US Ambassador to Fiji Discusses Pacific Threats, Opportunities
WASHINGTON, DC, October 5, 2010 - "The United States cannot afford to neglect Pacific Island countries," US Ambassador to Fiji Steve McGann told an audience at an Asia Society Washington Center breakfast meeting.
McGann expressed concern over what he called "Fiji's turn away from elections-based government," adding that Fiji remains an exception in the region, since five of its neighbors have conducted Parliamentary elections since 2009.
Nevertheless, McGann underscored the need for continued cooperation, particularly on issues of global import such as international crime and climate change-two issues he said Pacific islands are particularly vulnerable to. In addressing these concerns, he said that the US will offer both strategic and financial assistance.
"The United States has the ability and assets to help address non-traditional threats, particularly transnational crime, with our friends in the Pacific," he said.
Pending Congressional approval of the Fiscal Year 2011 Budget, the US government will also provide $100 million to Pacific states to combat climate change.

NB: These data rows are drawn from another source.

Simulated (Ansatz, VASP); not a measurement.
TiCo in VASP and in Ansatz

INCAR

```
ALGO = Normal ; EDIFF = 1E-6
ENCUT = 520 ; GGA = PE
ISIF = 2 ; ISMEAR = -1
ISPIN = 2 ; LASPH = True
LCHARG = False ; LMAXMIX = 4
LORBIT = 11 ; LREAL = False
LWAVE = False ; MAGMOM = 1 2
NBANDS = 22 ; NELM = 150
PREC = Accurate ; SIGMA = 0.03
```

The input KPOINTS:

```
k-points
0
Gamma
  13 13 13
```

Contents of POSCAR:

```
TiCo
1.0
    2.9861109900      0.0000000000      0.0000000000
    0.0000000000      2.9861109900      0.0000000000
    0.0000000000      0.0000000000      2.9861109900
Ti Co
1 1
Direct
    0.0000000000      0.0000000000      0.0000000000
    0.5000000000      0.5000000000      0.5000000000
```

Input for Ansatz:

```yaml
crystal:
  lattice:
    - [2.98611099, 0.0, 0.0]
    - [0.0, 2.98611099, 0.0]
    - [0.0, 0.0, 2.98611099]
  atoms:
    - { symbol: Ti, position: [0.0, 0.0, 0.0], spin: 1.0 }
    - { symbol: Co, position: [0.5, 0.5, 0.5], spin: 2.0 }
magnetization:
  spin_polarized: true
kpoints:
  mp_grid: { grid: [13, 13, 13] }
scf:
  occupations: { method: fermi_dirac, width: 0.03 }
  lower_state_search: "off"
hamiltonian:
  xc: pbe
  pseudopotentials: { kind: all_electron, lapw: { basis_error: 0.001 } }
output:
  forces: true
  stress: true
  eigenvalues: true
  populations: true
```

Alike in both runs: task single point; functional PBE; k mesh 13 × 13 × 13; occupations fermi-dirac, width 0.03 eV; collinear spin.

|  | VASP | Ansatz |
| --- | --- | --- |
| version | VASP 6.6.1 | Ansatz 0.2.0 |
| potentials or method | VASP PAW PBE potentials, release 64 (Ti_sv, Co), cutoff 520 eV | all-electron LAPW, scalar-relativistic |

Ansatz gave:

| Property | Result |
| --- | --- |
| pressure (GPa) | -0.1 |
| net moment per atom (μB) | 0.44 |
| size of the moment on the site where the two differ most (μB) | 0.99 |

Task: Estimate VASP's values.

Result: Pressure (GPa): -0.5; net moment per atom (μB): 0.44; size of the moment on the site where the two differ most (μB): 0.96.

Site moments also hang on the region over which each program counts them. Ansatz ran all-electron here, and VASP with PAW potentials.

Ambassador McGann explained that Pacific Island nations contribute to regional and international peacekeeping efforts and have fought alongside American troops in Iraq and Darfur.
"I see my responsibilities as working with countries that are connected by an ocean rather than separated by water," Ambassador McGann concluded. "For their sake, and our own, we must work together to meet the challenges of the twenty-first century."